The Gilded Age, as we all know, was a time of great wealth. In fact, the rich people of that time literally had more money than they knew what to do with. Their solution was to spend it lavishly…building huge estates that stretched for miles, and home that were not only huge, but were lavishly decorated. The idea was to show the world that they had money and that they could do what they wanted. The thing is, you can only build so many houses, so what’s next. That said, they were always on the lookout for new and interesting ways to spend their money.

One of the “new and interesting things” they came up with were costume balls and theme parties. In fact, these were a special favorite. While this seems like an innocent and fairly inexpensive thing to do, the items these people purchased for their costume were definitely not inexpensive. They were a prime way to not only display wealth, but also to make a show of great spending on items that would be used for just one occasion and then tossed out or closeted away. Some of these items were quite expensive, and their owner couldn’t possibly be seen using it again, nor would these people buy something from someone else, because they didn’t want to use a hand-me-down item.

On March 26, 1883, one of the most famous balls of the age was held. It was an extremely elaborate costume ball to mark the housewarming of Cornelius and Alva Vanderbilt’s New York townhouse, which was built in the design of a French chateau. The thing is that while these people were all about wealth, they were a bit “snobby” about it, meaning that there was “old money” and there was “new money.” At this particular party, there was a bit of a problem, because the Vanderbilts were “new money” and not yet established in New York society. For Alva Vanderbilt, whose name we all know, this was humiliating. She thought her money should be as accepted as anyone else’s. To prove her family’s worth and that her money was as good as anyone else’s, she planned the party of all parties and even invited the media in to tour the new house and view the fancy party decor. Then to add insult to injury, she purposely did not send out an invitation to certain “old money” families. In the end, the Grande Dame of New York society, Mrs. Astor (who had a daughter who desperately wanted an invitation), was compelled to drop off her calling card at the Vanderbilt house. That card had great significance, because it signified that the Vanderbilts had at last “arrived” in society. Alva’s plan worked and she was delighted. So was Mrs. Astor’s daughter. Mrs. Astor, however, felt a little bit used. She was forced to accept the Vanderbilts so her daughter would not be left out…whether she really accepted them in her heart, or not.

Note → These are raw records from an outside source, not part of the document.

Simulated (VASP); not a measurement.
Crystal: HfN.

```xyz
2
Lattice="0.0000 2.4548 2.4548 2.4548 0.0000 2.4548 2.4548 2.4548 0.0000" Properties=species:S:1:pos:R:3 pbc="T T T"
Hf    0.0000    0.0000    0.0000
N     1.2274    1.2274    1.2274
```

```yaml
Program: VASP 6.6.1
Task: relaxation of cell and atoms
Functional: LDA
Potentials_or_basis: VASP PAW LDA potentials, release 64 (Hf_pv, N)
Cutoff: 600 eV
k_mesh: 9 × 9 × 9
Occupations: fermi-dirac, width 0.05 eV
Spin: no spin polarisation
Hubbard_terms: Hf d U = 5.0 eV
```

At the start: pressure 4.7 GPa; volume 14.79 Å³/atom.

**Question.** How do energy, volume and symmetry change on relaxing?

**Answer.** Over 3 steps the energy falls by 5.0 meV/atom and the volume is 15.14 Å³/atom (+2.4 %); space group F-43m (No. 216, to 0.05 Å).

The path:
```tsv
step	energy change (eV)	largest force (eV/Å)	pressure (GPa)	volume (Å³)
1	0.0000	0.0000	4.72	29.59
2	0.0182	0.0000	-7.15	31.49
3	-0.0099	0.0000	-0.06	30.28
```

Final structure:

“New money” or “old money” aside, the party really was fantastic. Everyone went all out. Custom-made costumes, as well as costumes imported from Europe, featuring characters real and mythological from throughout European history. Alva had the Vanderbilt house decorated in silver and gold finery, with an abundance of colorful flowers on every floor. One floor was transformed into a tropical garden, and rooms throughout were lit by Japanese lanterns. Whether she planned it this way or not, in a smart move…for the sake of history…Alva hired professional photographers for the event. So, many of the photos taken that night have survived to prove that the ball really took place.